View Selection with Geometric Uncertainty Modeling
This work addresses the challenge of speeding up scene reconstruction algorithms for applications like aerial photography, providing a view selection mechanism with theoretical guarantees, though it is incremental as it builds on existing geometric uncertainty modeling.
The paper tackles the problem of selecting a small subset of views for 3D reconstruction with provable performance guarantees, showing that two views can approximate the uncertainty of all views for a point and a small subset suffices for an entire ground plane, with a multi-resolution method extending to non-planar scenes and demonstrating effectiveness in aerial monitoring applications.
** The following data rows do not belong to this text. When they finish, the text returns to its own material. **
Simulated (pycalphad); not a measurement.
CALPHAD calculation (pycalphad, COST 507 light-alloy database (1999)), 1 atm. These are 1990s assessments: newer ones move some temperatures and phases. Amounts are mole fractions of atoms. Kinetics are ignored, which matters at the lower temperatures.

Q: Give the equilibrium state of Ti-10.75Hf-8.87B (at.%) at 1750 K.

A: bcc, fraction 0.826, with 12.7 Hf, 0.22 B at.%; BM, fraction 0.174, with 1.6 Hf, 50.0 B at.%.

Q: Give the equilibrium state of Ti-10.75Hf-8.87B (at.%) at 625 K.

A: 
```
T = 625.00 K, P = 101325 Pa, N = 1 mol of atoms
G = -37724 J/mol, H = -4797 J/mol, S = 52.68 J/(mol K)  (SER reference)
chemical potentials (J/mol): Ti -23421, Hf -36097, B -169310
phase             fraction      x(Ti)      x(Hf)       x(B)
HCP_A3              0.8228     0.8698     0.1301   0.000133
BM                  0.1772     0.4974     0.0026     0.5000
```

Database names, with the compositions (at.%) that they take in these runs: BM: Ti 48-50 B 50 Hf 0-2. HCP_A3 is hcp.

Estimating positions of world points from features observed in images is a key problem in 3D reconstruction, image mosaicking,simultaneous localization and mapping and structure from motion. We consider a special instance in which there is a dominant ground plane $\mathcal{G}$ viewed from a parallel viewing plane $\mathcal{S}$ above it. Such instances commonly arise, for example, in aerial photography. Consider a world point $g \in \mathcal{G}$ and its worst case reconstruction uncertainty $\varepsilon(g,\mathcal{S})$ obtained by merging \emph{all} possible views of $g$ chosen from $\mathcal{S}$. We first show that one can pick two views $s_p$ and $s_q$ such that the uncertainty $\varepsilon(g,\{s_p,s_q\})$ obtained using only these two views is almost as good as (i.e. within a small constant factor of) $\varepsilon(g,\mathcal{S})$. Next, we extend the result to the entire ground plane $\mathcal{G}$ and show that one can pick a small subset of $\mathcal{S'} \subseteq \mathcal{S}$ (which grows only linearly with the area of $\mathcal{G}$) and still obtain a constant factor approximation, for every point $g \in \mathcal{G}$, to the minimum worst case estimate obtained by merging all views in $\mathcal{S}$. Finally, we present a multi-resolution view selection method which extends our techniques to non-planar scenes. We show that the method can produce rich and accurate dense reconstructions with a small number of views. Our results provide a view selection mechanism with provable performance guarantees which can drastically increase the speed of scene reconstruction algorithms. In addition to theoretical results, we demonstrate their effectiveness in an application where aerial imagery is used for monitoring farms and orchards.